In 1833, London was embroiled over slavery in Britain’s colonies: after a revolt in Jamaica and pressure on the home front, Parliament instituted the Slavery Abolition Act. Enter Ira Aldridge (the excellent Ryan Vincent Anderson), a young African-American actor, to replace an ailing Othello at Covent Garden — and to expose, as the first black actor on that stage, London’s hypocrisies and bigotries. In the beautifully crafted comedic drama Red Velvet, on stage at the Theater at Monmouth, playwright Lolita Chakrabarti imagines what happened offstage at Covent Garden. Jennifer Nelson directs a dynamic and deftly performed production of the play, both an affecting portrait of Aldridge and an acute meditation on the politics and powers of theater.

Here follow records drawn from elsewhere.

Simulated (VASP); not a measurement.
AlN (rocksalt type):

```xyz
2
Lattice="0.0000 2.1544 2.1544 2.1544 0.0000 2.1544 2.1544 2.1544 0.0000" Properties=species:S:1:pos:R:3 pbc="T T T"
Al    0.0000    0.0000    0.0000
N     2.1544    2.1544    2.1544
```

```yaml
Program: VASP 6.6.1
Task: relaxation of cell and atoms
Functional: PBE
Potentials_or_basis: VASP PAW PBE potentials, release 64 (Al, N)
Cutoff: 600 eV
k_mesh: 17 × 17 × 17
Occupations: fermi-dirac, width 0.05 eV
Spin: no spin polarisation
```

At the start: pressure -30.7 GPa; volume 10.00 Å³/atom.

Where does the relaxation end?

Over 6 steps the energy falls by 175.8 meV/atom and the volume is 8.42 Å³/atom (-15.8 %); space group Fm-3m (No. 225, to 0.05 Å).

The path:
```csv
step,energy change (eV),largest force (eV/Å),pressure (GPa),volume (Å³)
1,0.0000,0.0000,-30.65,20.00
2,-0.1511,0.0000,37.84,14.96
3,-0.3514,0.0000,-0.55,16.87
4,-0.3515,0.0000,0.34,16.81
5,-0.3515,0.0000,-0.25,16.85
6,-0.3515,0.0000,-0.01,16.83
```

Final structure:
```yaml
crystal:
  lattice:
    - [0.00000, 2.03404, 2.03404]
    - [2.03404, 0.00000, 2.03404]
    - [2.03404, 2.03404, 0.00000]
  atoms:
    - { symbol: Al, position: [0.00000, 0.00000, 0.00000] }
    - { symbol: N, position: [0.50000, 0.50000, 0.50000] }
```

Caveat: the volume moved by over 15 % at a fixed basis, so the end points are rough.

Chakrabarti bookends that night with glimpses of an older Ira, about to play Lear. He stoops, coughs, and swats away a feisty young Polish reporter (Meghan Leathers). Compared with the aggressive reporter, a tightly wound German stagehand (Emery Lawrence), and his own worried Scottish assistant (James Noel Hoban), Anderson’s Ira is wry, lyrical, loose. His languidly delivered remark that last night’s moon was “like a bowl of milk — I wanted to drink it,” reveals his casual but powerful sensuality. Under the reporter’s questioning, this aged Ira circles ambiguities about why, since 1833, he has never again played Covent Garden.
Then it’s 1833: in a green room set with simple chairs and tea things, the actors of Edmund Kean’s Shakespeare company are arguing about slavery and who should take sick Edmund’s place as Othello. Company manager Pierre Laporte (Bradley Wilson) announces that Ira will step in. Most of the actors have never seen him, but much talk is made of his reviews, esteem, and purported sexiness. And then Ira arrives, is seen. The physicality of this moment is comedic — immediate dramatic gasps, stares, turned backs — but the emotional valence drops to the floor. Dignified, measured, unsurprised, Ira is no stranger to such reception, and you sense his fatigue, already, in dealing diplomatically with bias. As he presents himself to the company, Anderson masterfully calibrates Ira’s caution against his exasperation and rage, his passion and sensuality, and awareness of his own power and its limits.
We’re in the belly of the theater (upstage, a tall brick wall and ropes, a swath of red velvet curtain), and Chakrabarti, an actor herself, delights in the personalities and work of the theater tribe. The actors banter nimbly and deliciously, and scenes of the craft in action are revelatory. Working a scene with Ellen, the show’s Desdemona (Kelsey Burke, with careful nuance), Ira introduces impulse to a company grounded in formal tradition, and elevates the desires of Desdemona. “So I may play what I feel?” Ellen asks, beguiled. “How … avant-garde.” As they stop and start through the scene, eliciting shocked giggles and enraged outbursts from the rest of the company, they are an object lesson in the deep and humanizing intimacy of the act of performance.
Other theater debates that Ira stirs play out on several philosophical levels — does theater support traditional values or is it “progressive”? Should Ira act with gradualist “kid gloves” on an audience unready for integrated theater? — but always feel wholly grounded in the theatrical. This is an agile show physically, from the young reporter’s comic antics to fine, sexually charged subtleties as Ellen and Ira choreograph their strangling scene. Left alone together, Ira and Pierre (in Wilson’s hands, animated and mellifluously French) relax: In the unleashed heaving of their laughter, we understand their sense of intimacy and likeness — the passionate natures they both must tether in London, their shared perception of being outsiders. And watch the mere eyes of the Jamaican maid Connie (Maggie Thompson) as — powerless, carelessly treated, far less seen than Ira — she observes all this theater from behind the tea tray.
Expertly paced and pitched, Monmouth’s superb Red Velvet trains a savvy, clear-eyed gaze on a culture that does not yet act on what it professes to believe, and of an artist’s role in change — the power, the pleasure, and the toll.